Saturday, May 19, 2012

JPMorgan CIO retires, Obama says proves reform case - Yahoo! Finance

3 billion and counting. 

JPMorgan CIO retires, Obama says proves reform case - Yahoo! Finance: LONDON/NEW YORK (Reuters) - The leader of JPMorgan Chase & Co's hedging unit is retiring after trading losses that could end up exceeding $3 billion, a shortfall that President Barack Obama said might have led the government to step in had such losses struck a smaller bank.

The Federal Reserve meanwhile said it is now looking into whether JPMorgan has similar risk problems at other units, joining a probe by the U.S. Securities and Exchange Commission and upcoming hearings in the U.S. Senate.

Late Monday, a leading shareholder law firm said it filed a federal lawsuit against JPMorgan and various bank officials over the trading loss and its effect on the bank's stock price. A JPMorgan spokeswoman had no immediate comment.

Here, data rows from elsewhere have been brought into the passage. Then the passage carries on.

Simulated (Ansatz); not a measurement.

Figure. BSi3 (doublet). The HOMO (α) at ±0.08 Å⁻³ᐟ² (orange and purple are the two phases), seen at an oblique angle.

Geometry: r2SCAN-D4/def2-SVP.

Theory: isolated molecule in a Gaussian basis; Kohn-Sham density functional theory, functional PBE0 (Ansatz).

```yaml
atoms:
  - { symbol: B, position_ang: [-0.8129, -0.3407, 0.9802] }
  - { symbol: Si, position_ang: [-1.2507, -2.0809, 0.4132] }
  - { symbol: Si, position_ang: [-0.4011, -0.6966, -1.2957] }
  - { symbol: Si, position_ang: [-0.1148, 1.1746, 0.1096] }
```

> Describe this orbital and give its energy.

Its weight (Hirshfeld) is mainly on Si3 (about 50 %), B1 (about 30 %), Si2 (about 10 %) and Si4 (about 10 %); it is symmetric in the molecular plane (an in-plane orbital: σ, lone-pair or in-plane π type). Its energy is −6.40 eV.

The news of the losses has wiped nearly $19 billion from JPMorgan's market capitalization in just two trading days and renewed the debate about financial regulation and the concept of being "too big to fail."

"This is the best, or one of the best managed banks. You could have a bank that isn't as strong, isn't as profitable making those same bets and we might have had to step in. That's exactly why Wall Street reform's so important," President Obama told ABC's "The View" in an interview taped to air Tuesday. The network released a partial transcript late Monday.